2) Marc Hauser, who did much of the animal altruism studies and is named in there, has since been suspended from Harvard and is currently embroiled in a scandal for, as far as anyone can tell, making up results.

I read a book by that guy once called Moral Minds. It more or less applied the idea of our having "brain organs" for certain specific functions (language being the most famous) to morality. It was really interesting. It does look like he's been guilty of some kind of scientific fraud. Hard to tell for sure since Harvard won't release the details of their investigation, which seems stupid to me. It reminds me of when somebody does a study on nutritional supplements and announces that half the supplements out there contain very little or none of the supposed active ingredient, and then they refuse to reveal which brands were legit and which were fake. What's the point of doing the study if you don't reveal that?

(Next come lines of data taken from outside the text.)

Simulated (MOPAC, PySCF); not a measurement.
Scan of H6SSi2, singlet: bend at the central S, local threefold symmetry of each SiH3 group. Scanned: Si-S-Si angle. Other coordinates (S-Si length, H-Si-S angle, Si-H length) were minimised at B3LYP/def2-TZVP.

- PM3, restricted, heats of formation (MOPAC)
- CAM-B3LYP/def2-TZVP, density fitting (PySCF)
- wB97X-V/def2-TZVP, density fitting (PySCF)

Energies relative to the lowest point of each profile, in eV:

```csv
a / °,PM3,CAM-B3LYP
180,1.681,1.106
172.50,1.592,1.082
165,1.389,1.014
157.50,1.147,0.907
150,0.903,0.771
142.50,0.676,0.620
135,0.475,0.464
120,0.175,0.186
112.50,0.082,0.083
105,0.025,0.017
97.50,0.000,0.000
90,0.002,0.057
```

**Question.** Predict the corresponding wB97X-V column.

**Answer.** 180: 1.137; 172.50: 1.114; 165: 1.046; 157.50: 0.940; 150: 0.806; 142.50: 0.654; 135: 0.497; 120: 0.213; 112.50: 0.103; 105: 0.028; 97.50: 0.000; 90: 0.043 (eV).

I don't know that there's ever all that much to be gained from any specific animal behavior study, though they're usually pretty interesting for their own sake. The parts of the study that I most would like to hear about aren't about prostitution but the ways in which the monkeys "made the same irrational decisions a human gambler would make as well. The data generated by the capuchin monkeys, Chen says, 'make them statistically indistinguishable from most stock-market investors.'" I'm pretty interested in this sort of thing. The way much of the economics field continues to pretend that people are hyper-rational, utility-optimizing creatures is ridiculous given the results of actual psychological research about human decision making.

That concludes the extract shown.